The music reflects some of his favourite influences, with proper songwriting at its heart,

“I am interested in melody,” he says.

“I love a tune you can hum – and it’s also got to have soul. I guess my songs are in a pretty classic vein, reflecting all of those timeless influences with which I grew up, from The Beatles to Nina Simone to Dylan and Joni Mitchell and Van Morrison and Marvin Gaye.

Oxford Mail:

“I am really not trying to reinvent anything, although we do draw our influences from pretty much everywhere, and have in the process created our own original sound. A sort of jazz-folk-rock-soul synthesis.”

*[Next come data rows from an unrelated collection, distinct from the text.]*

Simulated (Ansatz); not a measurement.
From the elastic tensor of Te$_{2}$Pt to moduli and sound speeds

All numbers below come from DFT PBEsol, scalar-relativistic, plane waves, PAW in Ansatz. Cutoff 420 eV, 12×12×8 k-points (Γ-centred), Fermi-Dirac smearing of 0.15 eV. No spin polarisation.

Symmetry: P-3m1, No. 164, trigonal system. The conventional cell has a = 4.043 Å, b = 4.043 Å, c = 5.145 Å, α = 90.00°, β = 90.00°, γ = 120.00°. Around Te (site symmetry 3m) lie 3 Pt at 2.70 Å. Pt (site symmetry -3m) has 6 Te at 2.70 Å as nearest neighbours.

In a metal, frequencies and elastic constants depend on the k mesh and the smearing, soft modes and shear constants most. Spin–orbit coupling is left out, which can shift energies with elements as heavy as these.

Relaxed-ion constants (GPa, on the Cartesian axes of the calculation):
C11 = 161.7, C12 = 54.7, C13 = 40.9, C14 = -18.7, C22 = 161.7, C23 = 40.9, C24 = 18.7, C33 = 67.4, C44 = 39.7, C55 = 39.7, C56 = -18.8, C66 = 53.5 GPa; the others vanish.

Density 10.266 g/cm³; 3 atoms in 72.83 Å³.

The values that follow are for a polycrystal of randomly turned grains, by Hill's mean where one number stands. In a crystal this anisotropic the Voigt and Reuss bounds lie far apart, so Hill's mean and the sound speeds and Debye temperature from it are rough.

It has a wholesome, uplifting vibe which radiates positivity and love; a rare and welcome quality.

“I think that if we are able to engage with the parts of us that have been hurt, spend some time trying to integrate them, then we are more readily able to access love,” he goes on.

“It’s not easy to be with that stuff, but in my experience it’s always worthwhile. It is the duty of the artist to do this work, to go into the mine and bring back the gold.

“I also happen to believe that gratitude and grace are one in the same: that if we can access a state of gratitude, then grace follows.

“It is a self-fulfilling loop. Basic physics. This of course takes work: to take responsibility for our projections, to know something of ourselves, to clear the inner debris, and to be aware of our impact in the world.

“I’ve spent a long time sitting in my own shadow, which I think gives me a capacity to be with that in others, and also a degree of empathy, which is useful if you want to write songs.

“My biggest influence in this regard, however, was having died as a baby.

“At 18 months old, I was accidentally dropped on my head into an empty bath and was in a coma for a week.

“I vividly remember everything that happened during that time, and have carried with me a sort of cosmic cognisance ever since. That the realm of the senses isn’t the whole of reality: that we are much more than our identities, than this illusion of separateness, which creates so much suffering.

“I spend most of my time forgetting all this of course, but occasionally I’ll catch a glimpse.

“Song writing, like all art forms and creative expression, is a kind of hotline to the divine, where you get to drift away from the usual day to day limitations, expand your horizons a bit and connect to something deeper within yourself.”

Pearl Diver tonight (Friday, June 17) launch Look For The Light at the Isis Farmhouse on the Thames towpath near Donnington Bridge, Oxford.

They also play FloFest in Florence Park, Oxford on Saturday, June 18.